We have a vision of what Greek wine-drinking parties were like among the lively philosophers and playwrights of the era in Plato's Symposium. That vision has been so pleasing to generations of academics that it has become synonymous with an academic gathering to discuss any topic in detail; certainly the philosophy conferences I attended usually (though not universally) included a celebratory visit to a drinking establishment at some point. This is another chapter of the EN that compares and contrasts nicely with the Havamal, which also discusses the dangers of drinking parties and of drink generally.
Since life includes rest as well as activity, and in this is included leisure and amusement, there seems here also to be a kind of intercourse which is tasteful; there is such a thing as saying- and again listening to- what one should and as one should. The kind of people one is speaking or listening to will also make a difference.
We turn, however, specifically to the sort of joking that is most virtuous, as well as to the defects.
Evidently here also there is both an excess and a deficiency as compared with the mean. Those who carry humour to excess are thought to be vulgar buffoons, striving after humour at all costs, and aiming rather at raising a laugh than at saying what is becoming and at avoiding pain to the object of their fun; while those who can neither make a joke themselves nor put up with those who do are thought to be boorish and unpolished. But those who joke in a tasteful way are called ready-witted, which implies a sort of readiness to turn this way and that; for such sallies are thought to be movements of the character, and as bodies are discriminated by their movements, so too are characters. The ridiculous side of things is not far to seek, however, and most people delight more than they should in amusement and in jesting, and so even buffoons are called ready-witted because they are found attractive; but that they differ from the ready-witted man, and to no small extent, is clear from what has been said.
Aristotle doesn't give the impression that jesting was especially dangerous, which it has been in many times and places. Many a duel has begun over a jest over wine, or ale, or mead, or whiskey, and all these thousands of years. That this is not one of his concerns here is remarkable.
Past the jump break, we get a judgment that is of potential contemporary relevance.
Nevertheless, he does turn from proper jesting to tact.
To the middle state belongs also tact; it is the mark of a tactful man to say and listen to such things as befit a good and well-bred man; for there are some things that it befits such a man to say and to hear by way of jest, and the well-bred man's jesting differs from that of a vulgar man, and the joking of an educated man from that of an uneducated. One may see this even from the old and the new comedies; to the authors of the former indecency of language was amusing, to those of the latter innuendo is more so; and these differ in no small degree in respect of propriety.
There is a warning that the good man does not jest abusively, but it seems concerned with manners rather than the prospect of violence. It is similar to our own cultural resistance to telling jokes that will offend on the basis of sex or race; it is not that the jokes themselves are improper, but that one has to be sure of one's audience and its appreciation for such humor. If it will make a listener feel uncomfortable, and therefore exclude them from the jesting, it is not the mark of the best sort of man to make a joke that will be received as abuse.

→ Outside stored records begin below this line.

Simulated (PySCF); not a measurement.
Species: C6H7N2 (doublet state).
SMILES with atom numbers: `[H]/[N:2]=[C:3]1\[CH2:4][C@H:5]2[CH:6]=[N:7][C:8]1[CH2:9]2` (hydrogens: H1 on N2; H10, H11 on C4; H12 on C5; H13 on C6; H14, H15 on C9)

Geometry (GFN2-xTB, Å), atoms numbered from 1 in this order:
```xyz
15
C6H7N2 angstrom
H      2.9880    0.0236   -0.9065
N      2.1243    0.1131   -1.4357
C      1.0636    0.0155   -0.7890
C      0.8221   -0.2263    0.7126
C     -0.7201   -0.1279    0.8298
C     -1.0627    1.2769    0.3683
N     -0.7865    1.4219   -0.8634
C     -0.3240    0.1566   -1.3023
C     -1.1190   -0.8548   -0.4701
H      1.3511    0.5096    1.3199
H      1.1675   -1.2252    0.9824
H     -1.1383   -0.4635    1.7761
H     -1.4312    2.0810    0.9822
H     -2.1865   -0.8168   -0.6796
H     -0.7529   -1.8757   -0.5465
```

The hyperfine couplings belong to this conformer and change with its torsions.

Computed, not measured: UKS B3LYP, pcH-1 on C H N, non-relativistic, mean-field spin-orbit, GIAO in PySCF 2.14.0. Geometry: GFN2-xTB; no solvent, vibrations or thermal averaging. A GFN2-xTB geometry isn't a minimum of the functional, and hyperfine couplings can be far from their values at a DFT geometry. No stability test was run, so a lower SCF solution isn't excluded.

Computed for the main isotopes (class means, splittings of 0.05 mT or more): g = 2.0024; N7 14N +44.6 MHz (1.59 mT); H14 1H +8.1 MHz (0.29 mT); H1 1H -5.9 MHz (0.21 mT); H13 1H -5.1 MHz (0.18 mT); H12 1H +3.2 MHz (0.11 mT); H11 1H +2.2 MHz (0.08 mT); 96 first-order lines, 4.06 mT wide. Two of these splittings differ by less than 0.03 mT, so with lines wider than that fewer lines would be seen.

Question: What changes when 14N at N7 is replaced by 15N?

Aristotle's remarks suggest that at least joking about such sensitive topics was not illegal, demonstrating a respect for freedom of speech at least in matters of humor that might seem surprising in the ancient world. He also states definitely that the best sort will not make those jokes anyway, 'being a law to himself.'
Now should we define the man who jokes well by his saying what is not unbecoming to a well-bred man, or by his not giving pain, or even giving delight, to the hearer? Or is the latter definition, at any rate, itself indefinite, since different things are hateful or pleasant to different people? The kind of jokes he will listen to will be the same; for the kind he can put up with are also the kind he seems to make. There are, then, jokes he will not make; for the jest is a sort of abuse, and there are things that lawgivers forbid us to abuse; and they should, perhaps, have forbidden us even to make a jest of such. The refined and well-bred man, therefore, will be as we have described, being as it were a law to himself.
Such, then, is the man who observes the mean, whether he be called tactful or ready-witted. The buffoon, on the other hand, is the slave of his sense of humour, and spares neither himself nor others if he can raise a laugh, and says things none of which a man of refinement would say, and to some of which he would not even listen. The boor, again, is useless for such social intercourse; for he contributes nothing and finds fault with everything. But relaxation and amusement are thought to be a necessary element in life.
The boor is the closest thing we have to the problem of inviting the woke to your parties today. We notice that the well mannered are already trying not to be offensive in their jokes; the person then trying to find ways of accusing them of being regardless is guilty of an excess of the quality that, at the right balancing point, was tact. Going beyond that to try to police the speech of others, who are already trying to be tactful, is a violation of the necessity of relaxation and amusement.
The means in life that have been described, then, are three in number, and are all concerned with an interchange of words and deeds of some kind. They differ, however, in that one is concerned with truth; and the other two with pleasantness. Of those concerned with pleasure, one is displayed in jests, the other in the general social intercourse of life.